Chongqing blitz on triad crime ends with 3,348 snared

Choi Chi-yuk
02 March 2010

The southwestern municipality of Chongqing has wrapped up an eight-month crackdown on triad-related crime that led to the detention of thousands of suspects.

At a meeting on Sunday, Liu Guanglei, the city’s top party official overseeing law enforcement, said 3,348 people were snared for “connections with underground activities” and “63 criminal syndicates and a number of their protectors were crushed”, the Chongqing Evening News reported.

Six prominent individuals, including Chongqing Public Security Bureau chief Wang Lijun, were named Heroes of the Chongqing People for their contributions to the crackdown, while another 455 received merits for their efforts in the campaign.

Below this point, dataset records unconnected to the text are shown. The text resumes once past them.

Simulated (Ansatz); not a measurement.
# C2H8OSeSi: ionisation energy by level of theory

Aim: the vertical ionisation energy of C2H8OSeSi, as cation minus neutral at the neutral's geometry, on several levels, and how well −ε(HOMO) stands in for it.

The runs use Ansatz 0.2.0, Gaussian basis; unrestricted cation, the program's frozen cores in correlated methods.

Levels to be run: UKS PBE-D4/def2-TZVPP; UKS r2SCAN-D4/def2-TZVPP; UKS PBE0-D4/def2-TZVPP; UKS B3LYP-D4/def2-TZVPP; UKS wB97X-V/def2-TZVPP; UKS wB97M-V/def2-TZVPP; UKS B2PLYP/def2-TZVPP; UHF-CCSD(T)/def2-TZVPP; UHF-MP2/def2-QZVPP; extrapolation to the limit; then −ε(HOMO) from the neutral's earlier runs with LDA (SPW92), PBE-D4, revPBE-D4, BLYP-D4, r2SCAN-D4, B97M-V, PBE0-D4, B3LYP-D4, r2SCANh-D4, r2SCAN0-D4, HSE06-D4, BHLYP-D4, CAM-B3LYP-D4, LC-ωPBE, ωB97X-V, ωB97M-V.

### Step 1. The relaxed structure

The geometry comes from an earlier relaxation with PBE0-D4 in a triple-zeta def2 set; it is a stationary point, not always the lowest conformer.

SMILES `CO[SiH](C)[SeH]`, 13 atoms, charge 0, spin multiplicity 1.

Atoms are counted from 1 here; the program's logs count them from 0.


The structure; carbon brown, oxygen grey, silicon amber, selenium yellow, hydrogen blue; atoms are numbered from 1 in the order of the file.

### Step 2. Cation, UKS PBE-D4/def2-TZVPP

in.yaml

Giving no details, the report said the meeting marked the end of the campaign and beginning of preparations for what to do next.

Expressing his gratitude to the “heroes”, Chongqing party chief Bo Xilai said that up to 14 major triad groups had been smashed, clearing the way for better development of the municipality.

However, some observers have criticised Bo for seeking fame and political advancement at the expense of the rule of law in the campaign to wipe out local crime syndicates.

Former People’s Daily deputy editor Zhou Ruijin wrote in an article carried yesterday by jcrb.com - a news portal affiliated with the mainland’s Supreme People’s Procuratorate - that Beijing-based lawyer Li Zhuang might have erred but the Chongqing authorities’ violation of the principle of procedural justice was even more serious.

Li was jailed for 18 months early last month for falsifying evidence for his client, triad boss Gong Gangmo, during a pre-trial meeting in custody.

Li was one of a handful of Beijing lawyers who rushed to Chongqing to defend triad bosses or fallen officials after most of the municipality’s lawyers succumbed to political pressure and excused themselves from giving legal advice to the defendants.

“For instance, Li was convicted of instigation because he kept blinking his eyes at Gong,” Zhou wrote. “The judgment was based on verbal evidence provided by Gong, one-sidedly, but he did not appear in the court. Meanwhile, there might have been an infringement of the amended Lawyer Law when the police monitored the meeting between Li and Gong.”

In an apparent attempt to defend himself and the operation he initiated, Bo praised subordinates involved in the crackdown for avoiding injustice and any excessive political implications while ensuring that no suspects were let go and that the tone of the campaign was just right.

Bo repeatedly drew attention to the reported support of Zhou Yongkang, head of the Central Commission of Political Science and Law, during the campaign, but he seemingly failed to secure any new endorsement of the sweeping crackdown from the central government in Beijing. Apart from Zhou, there have been no state media reports of any of the other eight members of the top decision-making Politburo Standing Committee either visiting the city or voicing support for Bo over the past eight months.

Bo also rejected criticism that the campaign had meant sacrificing prosperity, stressing that the eradication of local triad societies had made a great contribution to the city’s economic development.

According to official municipality figures, Chongqing achieved economic growth of 14.9 per cent last year, the third highest in the nation.